Black Threads Short Films in Dialogue

06 Nov 2025
  • Venue

    Serendipity

  • Date

    Thursday 6 November 2025

  • Time

    6:30 pm to 9:00 pm

  • Venue

    Serendipity Institute for Black Arts and Heritage
    8 Bowling Green Street, Leicester LE1 6AT

  • Tickets

    Tickets start at £8

Join us for a special evening of film and dialogue that weaves together histories, memories, and the legacies of Black and diasporic creativity. 

The programme features two short films that are within the Moving Image Collection at iniva. 

  • Still Life – Green Textile (Dir. Grace Ndiritu, UK, 2007) – a meditative performance work exploring stillness, ritual, and the politics of representation. 
  • Legacy (Dir. Campbell X) – a powerful reflection on identity, inheritance, and the personal and collective stories that shape who we are. 

These films will be shown in conversation with Threads of a Memory by Juliana Kasumu, a poetic film exploring the interlacing of heritage, womanhood, and remembrance. 

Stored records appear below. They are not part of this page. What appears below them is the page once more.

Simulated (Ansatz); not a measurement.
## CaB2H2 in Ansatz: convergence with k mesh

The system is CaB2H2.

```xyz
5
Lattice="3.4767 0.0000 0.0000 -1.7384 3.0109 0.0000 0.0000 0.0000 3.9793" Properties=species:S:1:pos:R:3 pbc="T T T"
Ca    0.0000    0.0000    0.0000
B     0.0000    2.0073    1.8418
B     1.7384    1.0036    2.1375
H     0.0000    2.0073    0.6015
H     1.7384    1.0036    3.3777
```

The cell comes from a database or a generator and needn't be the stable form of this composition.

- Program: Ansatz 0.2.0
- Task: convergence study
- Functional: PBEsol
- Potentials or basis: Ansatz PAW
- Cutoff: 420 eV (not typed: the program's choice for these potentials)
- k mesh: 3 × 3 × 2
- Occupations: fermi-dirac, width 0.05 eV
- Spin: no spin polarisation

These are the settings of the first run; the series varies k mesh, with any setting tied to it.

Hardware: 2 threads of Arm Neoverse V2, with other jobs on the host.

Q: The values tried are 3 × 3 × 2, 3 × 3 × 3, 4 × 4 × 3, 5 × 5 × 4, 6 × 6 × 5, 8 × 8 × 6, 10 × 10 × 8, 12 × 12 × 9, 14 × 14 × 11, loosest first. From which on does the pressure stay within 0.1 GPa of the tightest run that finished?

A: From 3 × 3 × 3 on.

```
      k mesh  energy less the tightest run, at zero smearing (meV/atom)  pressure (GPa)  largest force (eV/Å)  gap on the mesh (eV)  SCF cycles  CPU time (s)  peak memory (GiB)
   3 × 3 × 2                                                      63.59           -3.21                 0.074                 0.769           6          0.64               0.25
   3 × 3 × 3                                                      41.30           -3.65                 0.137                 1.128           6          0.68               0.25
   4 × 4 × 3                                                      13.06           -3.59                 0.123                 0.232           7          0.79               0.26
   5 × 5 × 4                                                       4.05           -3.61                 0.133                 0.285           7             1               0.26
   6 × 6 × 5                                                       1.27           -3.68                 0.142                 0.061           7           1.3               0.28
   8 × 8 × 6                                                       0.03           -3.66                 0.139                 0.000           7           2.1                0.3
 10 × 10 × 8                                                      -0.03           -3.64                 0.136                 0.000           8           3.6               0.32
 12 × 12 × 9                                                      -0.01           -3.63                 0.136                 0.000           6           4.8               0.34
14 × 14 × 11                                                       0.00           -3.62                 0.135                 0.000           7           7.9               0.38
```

Following the screenings, Juliana Kasumu will be in conversation with Pawlet Brookes, offering insights into the creative process, the politics of cultural memory, and the power of visual storytelling to connect past and present. 

This event is co-presented by Serendipity – Institute for Black Arts and Heritage as part of their Digital Blackcentric Week and iniva (Institute of International Visual Arts), continuing its commitment to platforming artists and filmmakers whose work reimagines identity, culture, and belonging through contemporary visual practice. 

This event is happening with the support of BFI Screen Heritage Fund, awarding National Lottery funding. 

The Films

Still Life – Green Textile, Dir. Grace Ndritu, UK, 2007, 5 min  

Still Life: Green Textiles is one of the four videos that use West African textiles in a sensual and, at times, unnerving physical performance by the artist to camera. Ndiritu wraps, conceals and reveals her body, creating and controlling tensions within the fabric to provoke different emotional responses. 

Legacy by Campbell X 

Legacy, Dir. Campbell X, UK, 2006, 17 min, Doc/Drama
Legacy is a film about memories, ghosts and ancestors. It questions the lasting effects 400 years of slavery has had on the traditions and intimate relationships of people of African descent in the Americas. This personal film focuses on the relationship Inge Blackman, the filmmaker, has with her mother and the challenging issues that they have confronted privately together, now projected into a public space. 

About the Project

The Visualising Contemporary Art Histories project shines a light on underrepresented voices and stories from the Global Majority, with a particular focus on the Global South, by celebrating and preserving iniva’s rich moving image archive. 

The unique collection of mixed media materials, document iniva’s rich programming history and addressing themes such as Black diaspora perspectives, migration, cultural memory, race relations in Britain, desire, and personal migrant experiences. The collection allows engagement with films that provide critical reflections on the Black British experience, post-colonial identity and community resilience; documentaries on socio-political issues; as well as poetic and artistic films that explore displacement and environmental climate change. 

By cataloguing and sharing these moving image works iniva’s project ensures that these critical cultural narratives are preserved, accessible, and celebrated. It highlights the ongoing relevance of these themes, fostering dialogue with contemporary filmmakers and increasing knowledge for future audiences. 

About the Artists

Grace Ndiritu 

Grace Ndiritu is a British-Kenyan (Maasai Kikuyu) artist born in 1982. Concerned with the transformation of our contemporary world, Ndiritu works across film, painting, textiles, performance and social practice.  

Ndiritu is a recipient of the prestigious Paul Hamlyn Foundation – Visual Arts Award (2024). Her films and videos, textiles, photography, performances, paintings and architectural installations have been widely exhibited, most recently, in her mid-career survey entitled Healing The Museum at SMAK, Ghent in 2023. 

Her films Black Beauty and Becoming Plant have been selected for prestigious film festivals including 72nd Berlinale (2022) FIDMarseille (2021) and BFI London Film Festival (2022). She is a member of BAFTA and also the winner of the Jarman Award in association with Film London (2022). 

  

Campbell X 

Campbell (formerly Inge Blackman) is a Trinidad-born, London-based filmmaker, writer, and cultural curator whose work centres on Black queer identities, diaspora, and radical community storytelling.  

His debut narrative feature, Stud Life (2012), explores the intricacies of friendship, sexuality, and belonging in East London. He has also directed Different for Girls (2017) and worked across genres in both short and feature formats.  

Campbell’s latest film Low Rider is a tale of self-discovery, resilience, and the unexpected roads that lead us home. He has also directed and produced the short film DES!RE about joy and sensuality for men (trans and non-binary) and masculine women i.e. studs/butches and the documentary VISIBLE about reclaiming QTBIPOC UK history.